Securing Wales’ share in the just transition

The transition to net zero is often framed as a cost to society and communities. In reality, for Wales, it is one of the greatest economic opportunities of the 21st century.

Wales begins this transition from a distinctive position. Its industrial heritage, energy-intensive sectors and manufacturing base mean that per capita emissions are still significantly higher than the UK average, despite the substantial reduction that Wales has seen in emissions since 1990, mainly achieved by the closing of industrial plants.

To meet the legally binding net zero targets set by the UK government, between 2020 and 2050 each person in the UK must reduce their emissions by around 125 tonnes of CO₂ per year. In Wales, this figure is on average 225 tonnes per person, almost double the UK requirement.

The challenge is therefore significant for Wales, but also presents extraordinary opportunities.

The social value of decarbonising Wales

Using HM Treasury Green Book values and published decarbonisation pathways, one can quantify the social value of making this economic opportunity a reality. For the UK, the average annual social value is estimated at £93.7 billion (around 5% of 2020 GVA). For Wales, it is £7.6 billion per year — equivalent to roughly 11% of Wales’ 2020 GVA. The social value of industrial decarbonisation alone could contribute £2.7 billion annually (around 4% of the nation's GVA).

Per person, the social value of industrial decarbonisation in Wales is at least 2 times the UK average. This reflects both the scale of Wales’ industrial base and the depth of the transformation required. In short: Wales has more to do — but also more to gain.

Therefore, any UK government financial support reserved to support help industry decarbonise should be at least double its population equivalent. In reality, however, Welsh industry currently receives significantly less than its population share.

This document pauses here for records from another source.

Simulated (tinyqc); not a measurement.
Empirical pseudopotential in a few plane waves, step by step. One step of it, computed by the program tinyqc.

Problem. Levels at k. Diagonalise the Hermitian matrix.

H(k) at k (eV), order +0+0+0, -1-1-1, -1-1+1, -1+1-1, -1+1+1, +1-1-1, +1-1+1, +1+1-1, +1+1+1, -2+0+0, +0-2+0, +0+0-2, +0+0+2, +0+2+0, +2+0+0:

Infrastructure: unlocking net zero

The barrier to unlocking the greatest economic opportunities of the 21st century, is not ambition, nor a lack of projects that represent value for money. It is the infrastructure and the financial support needed to enable investment in Welsh low-carbon energy infrastructure.

Slow investment in Welsh electricity networks, leading to grid constraints, limited network reach into rural areas, and an inability to meet the strategic need for new hydrogen and carbon capture and storage (CCS) infrastructure, is already slowing progress. Anticipatory investment — building capacity ahead of demand — is essential to unlock low-carbon electricity generation and industrial decarbonisation through electrification, hydrogen and CCS deployment. The Clean Energy Investment Prospectus for Wales highlights a pipeline of investable projects that could transform Wales into a clean energy powerhouse, whilst remaining a cornerstone of the UK industrial base, producing sustainable goods and services.

Collectively, renewables and decarbonisation projects are expected to generate £9 billion in GVA over the next decade. Wales also benefits from Freeports, Investment Zones, AI Growth Zones and a supportive regulatory environment underpinned by the Well-being of Future Generations Act. The case for investment is strong. But funding, including HM Treasury support, must match the scale of opportunity.

Recycling UK-ETS revenues for a just transition

The UK Emissions Trading Scheme (UK-ETS) generated £17.8 billion in auction revenues between 2021 and 2025, as reported by the UK National Audit Office. Unlike the EU scheme, where members states are encouraged to use at least 50% of the revenue to support industrial decarbonisation, there is no legal requirement for HM Treasury to reinvest a minimum proportion of UK-ETS revenues for that purpose, even though10-15% of the verified UK-ETS emissions originate from Wales. At the same time, the majority of funding allocated by HM Treasury within the UK Industrial Strategy to deploy low carbon infrastructure mainly benefits the North of England and Scotland, with only a small proportion benefiting Wales and being significantly less than its population equivalent.

Wales and its industry therefore contribute disproportionately to the scheme- around two to three times its population equivalence- but receive significantly less than that share in return. This significant gap creates an ‘unjust’ transition and sends the message to Welsh industries that the UK-ETS is ‘just another tax’. This makes their operations even less competitive when compared to other plants and organisations in their sector and therefore creates an uneven playing field.

To enable a just transition, Wales should therefore benefit proportionately, i.e., equivalent to its emission burden (its fair share) from the recycling of UK-ETS revenue to support low-carbon energy infrastructure investment and the decarbonisation of Welsh industries.

A fair share for Wales

Wales has the natural resources, industrial capability and legislative framework to lead in offshore wind, hydrogen, tidal power and advanced manufacturing. It offers investors policy clarity, collaborative institutions and a clear strategic vision.

But to secure its share in the just transition, Wales needs anticipatory investment and UK government financial support that reflects both its emissions burden and its social value opportunity.

Recycling at least 50% of UK-ETS revenues into industrial decarbonisation with a fair allocation to Wales that is equivalent to its emission burden, would not only unlock £7.6 billion in annual social value. It would also demonstrate that the transition to net zero can create a prosperous Wales for future generations in a ‘just’ way.

The opportunity is quantified. The projects are identified. The revenues exist.

Now is the moment to secure a fair share and to empower Wales to deliver its potential.